In 1988, an American team was on a locust-spraying mission to Western Africa. On December 8 of the same year, the civilians who were boarding two planes, commissioned by the U.S. Agency for International Development to spray locust, were heading to Agadir, Morocco.
Their plan, after leaving Dakar, was to join the battle against locusts in the capital of the Souss region. On their way to Morocco, however, the two planes suffered a missile attack by, what was referred to at the time, as «unknown assailants».
The attack, believed to have been orchestrated by the Polisario militias, shot down the first plane, killing all five crewmembers. In the same attack, the second plane, a DC-7, was damaged and forced down on one engine.
The two DC-7s were owned by T&G Aviation of Chandler, Arizona, which has a contract with AID, Associated Press wrote at the time.
A wrecked plane and a damaged one
While the first plane wrecked, the second one, with five other civilians onboard, managed to land safely in a Sidi Ifni airfield and reported no casualties.
Sergio Tommasoni, a co-owner of the aviation company that owned the two planes and the crew chief of the second plane, told AsP on December 10 that all four men abroad the plane survived and were reported safe in Agadir.
«We were just flying along at about 11,000 feet when, all of a sudden, the first airplane was hit», he recalled. «We saw the smoke and a big ball of fire. One of the engines was in flames. The plane started losing altitude, and then the right wing blew off. I knew they were in trouble, but we had problems of our own», he added.
Indeed, the two planes were fired near where «Marxist rebels have been fighting Morocco for an independent Western Sahara», wrote the same source, referring to Polisario members.
One day after the attack, the US embassy in Rabat reported that the wreckage of the fired down DC-7 lays in «Western Sahara within a 25-mile-wide strip between Mauritania and the most forward positions along a 2,000-mile defense wall built by Morocco».
The statement was later followed by that of US military experts who stressed that the wreckage of the plane was located a few miles east of Bir Lahlou, a desert outpost located between the sand wall and the Mauritanian border. The spot, according to the same source, was located about 1,047 kilometers south of Rabat.
According to AP, the locust-spraying plane exploded at an altitude of about 10,000 feet.
The Polisario blames the incident on Morocco
Reacting to the attack, the State Department said that the FBI was investigating the case to determine who fired the missile at the planes. Meanwhile, American officials alleged that the attackers may have thought the planes were Moroccan.

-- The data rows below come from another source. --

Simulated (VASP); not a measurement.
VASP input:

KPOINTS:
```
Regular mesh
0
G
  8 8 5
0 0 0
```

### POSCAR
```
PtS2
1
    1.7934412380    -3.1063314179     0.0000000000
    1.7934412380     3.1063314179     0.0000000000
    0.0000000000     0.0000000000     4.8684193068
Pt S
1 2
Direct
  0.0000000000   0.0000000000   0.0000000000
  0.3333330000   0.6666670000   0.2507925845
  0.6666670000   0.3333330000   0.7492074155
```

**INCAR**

Morocco also issued a statement denouncing what it called an «act of barbarism» and regretting that the victims were «shot down coldly while they were fulfilling a humanitarian duty».
The Polisario, which was blamed for the attack, had its North American representative at the time, Madjid Abdullah, say that «it would do everything possible to shed full light on this tragic and unfortunate incident».
The Polisario said that it had «no interest in creating an incident with the United States and declared that Morocco must assume responsibility for sending civilian planes over an area with a huge concentration of Polisario forces», AP wrote, following the crashes.
The attack happened only a few years before Morocco and the Polisario signed a ceasefire agreement.